Everyone in the Room
Thursday, May 23rd, 2013By Richard Woo
CEO
The Russell Family Foundation
“A sustainable and peaceful world for people, places and communities.” That’s the vision of The Russell Family Foundation. We’re driving toward this goal, with three principles: 1) taking a place-based approach; 2) embracing difference; and 3) being a learning organization.
An example of the interplay among these principles is the Foundation’s newly-launched Puyallup Watershed Initiative, a ten-year funding and civic engagement project to help steward the waters that run from Mt. Rainier to the Puget Sound in Washington State. The Puyallup Watershed—which takes its name from the Puyallup Tribe of Indians, who have lived along the shores of Puget Sound for thousands of years—is a meandering landscape of bio, geo, and social diversity. It covers roughly 1,000 square miles; includes more than a dozen governing jurisdictions; is home to the Puyallup Tribal government; supports rural, urban and suburban economies; and is host to communities that are growing more diverse by race, ethnicity, class and other social measures. Local county officials describe the watershed as a place with “nearly every land use imaginable.”

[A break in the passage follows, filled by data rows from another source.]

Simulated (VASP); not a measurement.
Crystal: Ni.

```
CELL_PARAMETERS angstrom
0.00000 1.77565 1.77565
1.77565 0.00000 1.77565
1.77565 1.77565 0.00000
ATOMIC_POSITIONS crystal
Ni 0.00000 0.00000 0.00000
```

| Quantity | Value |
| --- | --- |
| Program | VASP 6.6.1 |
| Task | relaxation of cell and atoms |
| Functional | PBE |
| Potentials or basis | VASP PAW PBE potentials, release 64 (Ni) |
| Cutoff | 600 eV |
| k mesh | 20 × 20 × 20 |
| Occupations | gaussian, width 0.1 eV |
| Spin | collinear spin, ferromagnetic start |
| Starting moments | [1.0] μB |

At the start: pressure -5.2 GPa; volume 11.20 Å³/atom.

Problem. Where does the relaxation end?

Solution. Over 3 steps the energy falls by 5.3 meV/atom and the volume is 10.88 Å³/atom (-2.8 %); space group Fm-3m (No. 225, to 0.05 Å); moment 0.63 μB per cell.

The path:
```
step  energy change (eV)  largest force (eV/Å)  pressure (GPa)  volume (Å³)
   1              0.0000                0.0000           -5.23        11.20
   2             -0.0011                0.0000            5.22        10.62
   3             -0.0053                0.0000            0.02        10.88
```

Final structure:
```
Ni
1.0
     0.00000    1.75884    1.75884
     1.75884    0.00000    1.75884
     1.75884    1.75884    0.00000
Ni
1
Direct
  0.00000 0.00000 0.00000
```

For the Foundation to have a meaningful impact in this area, we need to take equity into consideration. We must ensure that our grantmaking benefits the broad range of stakeholders connected to watershed because their involvement is critical to success. To set ourselves up to be equitable in the end, we have begun by being inclusive of those diverse stakeholders so they can inform our grantmaking decisions.
When the Foundation’s program team convened the first meeting of a community advisory group, the guest list reflected different and emerging local voices—not simply those historically tied to the watershed as an environmental platform. The list included farmers, business people, tribal leaders, sport fishers, scientists, educators, young urban artists, youth philanthropists, government officials, farmworkers union activists, and environmentalists. There was no one dominant group—much like the coming future of America.
One guest, a prominent water scientist who happens to be Caucasian, later told us how surprised he was not to know the majority of the people in the room as he’d been working on the issue for years. Since that convening, he’s been wondering how to make the work of his organization more meaningful to the new people he had met.
Another guest expressed initial skepticism about being invited to an “environmental watershed” meeting because he didn’t see a connection between the issue and the his work on a youth philanthropy board, comprised of mostly young people of color. But by the end of the first meeting, his eyes were opened. He said, “the youth I serve care about health, so if this effort is about the environment and its impact on community health, then this is important to our work.”
These anecdotes represent small steps toward embracing difference and building stronger ties so that ultimately the community’s collective voice helps direct the Foundation’s resources toward a Puyallup Watershed that is environmentally healthy, economically vibrant, and socially equitable.